Advertisement
Canada markets close in 9 minutes
  • S&P/TSX

    22,020.12
    +148.16 (+0.68%)
     
  • S&P 500

    5,071.28
    +60.68 (+1.21%)
     
  • DOW

    38,510.27
    +270.29 (+0.71%)
     
  • CAD/USD

    0.7321
    +0.0020 (+0.27%)
     
  • CRUDE OIL

    83.35
    +1.45 (+1.77%)
     
  • Bitcoin CAD

    90,839.21
    +53.16 (+0.06%)
     
  • CMC Crypto 200

    1,431.38
    +16.62 (+1.17%)
     
  • GOLD FUTURES

    2,335.70
    -10.70 (-0.46%)
     
  • RUSSELL 2000

    2,003.19
    +35.72 (+1.82%)
     
  • 10-Yr Bond

    4.5980
    -0.0250 (-0.54%)
     
  • NASDAQ

    15,698.82
    +247.52 (+1.60%)
     
  • VOLATILITY

    15.78
    -1.16 (-6.85%)
     
  • FTSE

    8,044.81
    +20.94 (+0.26%)
     
  • NIKKEI 225

    37,552.16
    +113.55 (+0.30%)
     
  • CAD/EUR

    0.6837
    -0.0013 (-0.19%)
     

Can the haunted house be reinvented for a digital stage? This L.A. theater tries

Jared Mezzocchi in Geffen Stayhouse's "Someone Else's House"
Jared Mezzocchi in Geffen Stayhouse's "Someone Else's House." (Geffen Playhouse)

For even the most rational minded among us, a good ghost story is hard to resist. Mystery and suspense are part of the allure, but perhaps even more tantalizing is the imaginative glimpse into what lies beyond the grave.
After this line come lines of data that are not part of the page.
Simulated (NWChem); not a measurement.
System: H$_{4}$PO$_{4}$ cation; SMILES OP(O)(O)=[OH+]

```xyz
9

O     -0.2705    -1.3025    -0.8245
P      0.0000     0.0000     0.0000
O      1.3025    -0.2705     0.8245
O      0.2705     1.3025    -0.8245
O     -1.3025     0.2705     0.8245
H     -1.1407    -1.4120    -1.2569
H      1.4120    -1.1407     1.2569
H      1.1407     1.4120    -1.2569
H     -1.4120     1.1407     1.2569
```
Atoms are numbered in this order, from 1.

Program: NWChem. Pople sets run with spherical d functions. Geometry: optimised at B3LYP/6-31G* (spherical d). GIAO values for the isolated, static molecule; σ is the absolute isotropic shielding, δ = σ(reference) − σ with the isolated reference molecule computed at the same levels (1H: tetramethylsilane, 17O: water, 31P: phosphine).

A supernatural tale suggests that there are more things in heaven and earth than are dreamt of in our philosophy, to filch from Hamlet, the most haunted figure in all literature. As a youngster, I was terrified of ghosts. As a middle-aged man, I’m terrified of a world without them.

“Someone Else’s House,” the latest offering in the Geffen Playhouse's Stayhouse series, brings the horror genre onto the digital stage. The show, written and performed by multimedia artist Jared Mezzocchi and directed by Margot Bordelon, tests whether a haunted house can stand on a virtual foundation.

ADVERTISEMENT

The result, while conceptually clever, is more entertaining than scary. I went to bed without checking under my bed, and when I woke to a strange bang in the other room, I assumed it was the cat and rolled over.

Mezzocchi sets out to blur the line between fiction and reality. He repeatedly declares that his story — about a rambling old house in Enfield, N.H., that his family lived in for a short time before he was born — is true. His brother, he says, still has nightmares about what occurred there. The trauma haunts the family to this day.

"I’m not sensationalizing it," Mezzocchi insists. "I want to know why this happened."

To this end, he combs through historical and genealogical records. He interviews his mother on video. Google Maps and Findagrave.com facilitate his sleuthing and bring the town of Enfield to modern life.

A mystery box, part of the Geffen Stayhouse interactive recipe, is sent to audience members beforehand. The contents are meant to be a surprise, so without giving too much away let me just say that one of the items is intended to change the viewing atmosphere and perhaps substitute for the campfire around which stories of this kind proverbially thrive.

(Caution: Do not enter the rest of the review if you have tickets to "Someone Else's House." I repeat: Do not enter. Return when you're safely back from your journey. Good luck to you.)

Like any reputable purveyor of occult tales, Mezzocchi is careful to present his details in a way that is vivid enough to unsettle but not so precise as to raise disqualifying objections. Mention of a "slaughtering cellar" seems a little too on the nose, until it's explained that a former owner of the house, built in 1800, ran a tannery down there.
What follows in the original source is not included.